The current Commander in Chief of the United States is always eager to throw his weight around, crying foul at the merest hint of news reports that he claims are fictitious—regardless of whether or not they are actually true.




As it turns out, Trump shouldn't necessarily be too upset about fake news: a study conducted by researchers at Princeton suggests that he may have benefited more than anyone from the proliferation of fake news that circulated on social media during the 2016 presidential election.

The study, which has not yet been peer reviewed but which does seem to back up suspicions that many people have had for years, looked at the number of people who voted for Barack Obama in 2012, who did not vote for Hillary Clinton in 2016. These voters clearly displayed Democrat leanings at one point, but at some point, between the two elections, they were convinced not to throw their support behind the Democrat party once again.

According to this study, which takes its data from a YouGov survey, approximately 4 percent of Obama voters elected not to vote for Clinton based on fake news reports, either by abstaining, voting for a third party candidate, or voting for Trump (as was the case with 10 percent of former Democrat voters who were surveyed).

The study even produced a handy guide to the fake stories that ended up gaining the most traction with voters, as reported by The Washington Post:

Opening quote
"Clinton was in "very poor health due to a serious illness" (12 percent)
Pope Francis endorsed Trump (8 percent)
Clinton approved weapons sales to Islamic jihadists, "including ISIS" (20 percent)"
Closing quote


It's probably not fair to say that all of those who refused to vote for Clinton did so based entirely on fake news stories, but there certainly does seem to be a correlation between those who saw these stories and those who refused to continue voting Democrat.

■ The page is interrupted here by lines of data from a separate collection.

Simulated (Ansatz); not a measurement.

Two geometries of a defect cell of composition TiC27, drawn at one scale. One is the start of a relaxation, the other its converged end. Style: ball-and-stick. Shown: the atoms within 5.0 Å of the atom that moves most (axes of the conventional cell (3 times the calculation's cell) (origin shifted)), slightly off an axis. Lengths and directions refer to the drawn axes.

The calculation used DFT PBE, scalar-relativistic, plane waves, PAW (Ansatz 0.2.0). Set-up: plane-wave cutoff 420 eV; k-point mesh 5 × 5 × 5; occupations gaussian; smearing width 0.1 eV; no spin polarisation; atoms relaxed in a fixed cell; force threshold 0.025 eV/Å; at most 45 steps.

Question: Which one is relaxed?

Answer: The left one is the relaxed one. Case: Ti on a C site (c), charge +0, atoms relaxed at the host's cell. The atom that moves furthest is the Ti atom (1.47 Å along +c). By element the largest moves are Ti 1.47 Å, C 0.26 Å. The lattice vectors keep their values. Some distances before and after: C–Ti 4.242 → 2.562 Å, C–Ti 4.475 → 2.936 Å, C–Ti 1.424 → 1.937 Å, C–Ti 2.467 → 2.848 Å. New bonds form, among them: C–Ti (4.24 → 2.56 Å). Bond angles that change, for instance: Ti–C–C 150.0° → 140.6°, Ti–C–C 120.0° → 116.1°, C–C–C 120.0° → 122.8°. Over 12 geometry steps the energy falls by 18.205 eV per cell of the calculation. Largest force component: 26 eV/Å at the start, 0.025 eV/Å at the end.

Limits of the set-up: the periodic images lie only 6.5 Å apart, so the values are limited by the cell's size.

It's also not true that seeing a fake news story was enough to convince many people to deny Clinton their vote - according to the YouGov survey, 26% of Obama voters believed at least one of these three stories, and 45% of them went on to vote for Clinton regardless.

As anyone with a strong political leaning can attest, most social media, Facebook in particular, will serve up politicized news stories that readers are already receptive to (even if they feature Loki from the MCU). Very few staunch Democrats would have been convinced to vote for Trump simply because they were incorrectly informed that he had Papal approval.

At the same time, though, it's easy to see how the relatively small influence that these fake news stories held over voters could have made a big difference to the results of the election. The Washington Post has run the numbers, and if these duplicitous stories influenced even a fraction of voters in key states such as Michigan, Pennsylvania, or Wisconsin, Clinton might have won areas that she lost.

As for whether fake news stories genuinely got Donald Trump elected, it's hard to be certain. One thing is clear, though: we should all be careful about what news stories we read, and how much faith we put into their analysis.